Notice of Pre-AIA or AIA Status
The present application, filed on or after March 16, 2013, is being examined under the first inventor to file provisions of the AIA .
Non-Final Rejection
The Status of Claims:
Claims 1-16 are pending.
Claims 1-16 are rejected.
Claim 1 is objected.
DETAILED ACTION
1. Claims 1-16 are under consideration in this Office Action.
Priority
2. It is noted that this application is a 371 of PCT/IB2021/058294 09/13/2021 which has a foreign priority document, ITALY IT102020000022624 09/24/2020.
Drawings
3. The drawings filed on 3/20/23 are accepted by the examiner.
IDS
4. The IDS filed on 3/20/23 are reviewed by the examiner.
Claim Objections
Claim 1 is objected to because of the following informalities:
In claim 1, the terms” Catalytic process” is recited. This expression is grammatically improper because an article “a” in front of the terms” Catalytic process” is needed. Appropriate correction is required.
In claim 1, the phrases” selected between ethylene oxide or propylene oxide”, “ selected between ethylene carbonate or propylene carbonate” are recited. These expressions can be award. The examiner recommends to change these expressions as followed: ” selected from ethylene oxide and propylene oxide”, “ selected from ethylene carbonate and propylene carbonate”. Appropriate correction is required.
Claim Rejections - 35 USC § 112
The following is a quotation of 35 U.S.C. 112(b):
(b) CONCLUSION.—The specification shall conclude with one or more claims particularly pointing out and distinctly claiming the subject matter which the inventor or a joint inventor regards as the invention.

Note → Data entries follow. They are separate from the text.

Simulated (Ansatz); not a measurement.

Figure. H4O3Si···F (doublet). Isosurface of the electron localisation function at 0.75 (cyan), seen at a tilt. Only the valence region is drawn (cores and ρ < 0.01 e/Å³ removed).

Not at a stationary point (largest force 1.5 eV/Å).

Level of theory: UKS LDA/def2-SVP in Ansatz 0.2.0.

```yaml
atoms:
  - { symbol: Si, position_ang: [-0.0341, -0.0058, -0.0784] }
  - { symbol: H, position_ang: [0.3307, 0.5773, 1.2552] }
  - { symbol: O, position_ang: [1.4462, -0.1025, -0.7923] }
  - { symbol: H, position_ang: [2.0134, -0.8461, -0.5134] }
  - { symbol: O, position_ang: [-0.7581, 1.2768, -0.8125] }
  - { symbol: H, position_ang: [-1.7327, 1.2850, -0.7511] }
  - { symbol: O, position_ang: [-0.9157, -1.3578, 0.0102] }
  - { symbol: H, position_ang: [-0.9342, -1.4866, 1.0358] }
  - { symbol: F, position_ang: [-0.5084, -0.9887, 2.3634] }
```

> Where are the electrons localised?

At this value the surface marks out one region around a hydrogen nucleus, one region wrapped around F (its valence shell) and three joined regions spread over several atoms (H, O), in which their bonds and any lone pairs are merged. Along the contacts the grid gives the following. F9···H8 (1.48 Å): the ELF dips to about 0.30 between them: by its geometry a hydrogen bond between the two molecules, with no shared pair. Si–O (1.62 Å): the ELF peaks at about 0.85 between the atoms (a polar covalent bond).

The following is a quotation of 35 U.S.C. 112 (pre-AIA ), second paragraph:
The specification shall conclude with one or more claims particularly pointing out and distinctly claiming the subject matter which the applicant regards as his invention.
Claims 4, 8 and 16 are rejected under 35 U.S.C. 112(b) or 35 U.S.C. 112 (pre-AIA ), second paragraph, as being indefinite for failing to particularly point out and distinctly claim the subject matter which the inventor or a joint inventor, or for pre-AIA the applicant regards as the invention.
A broad range or limitation together with a narrow range or limitation that falls within the broad range or limitation (in the same claim) may be considered indefinite if the resulting claim does not clearly set forth the metes and bounds of the patent protection desired. See MPEP § 2173.05(c). In the present instance, claim 4 recites the broad recitation” the pressure ranges between 1 and 50 bar”, and the claim also recites “preferably between 1 and 10 bar” which is the narrower statement of the range/limitation.
In the present instance, claim 8 recites the broad recitation” continuously or discontinuously”, and the claim also recites “preferably continuously.” which is the narrower statement of the range/limitation.
The claim(s) are considered indefinite because there is a question or doubt as to whether the feature introduced by such narrower language is (a) merely exemplary of the remainder of the claim, and therefore not required, or (b) a required feature of the claims. The examiner recommends to put each of the narrowed limitations to the corresponding dependent claims.
Regarding claim 16, the phrase "such as" renders the claim indefinite because it is unclear whether the limitations following the phrase are part of the claimed invention. See MPEP § 2173.05(d).
Claim Rejections - 35 USC § 103
This application currently names joint inventors. In considering patentability of the claims the examiner presumes that the subject matter of the various claims was commonly owned as of the effective filing date of the claimed invention(s) absent any evidence to the contrary. Applicant is advised of the obligation under 37 CFR 1.56 to point out the inventor and effective filing dates of each claim that was not commonly owned as of the effective filing date of the later invention in order for the examiner to consider the applicability of 35 U.S.C. 102(b)(2)(C) for any potential 35 U.S.C. 102(a)(2) prior art against the later invention.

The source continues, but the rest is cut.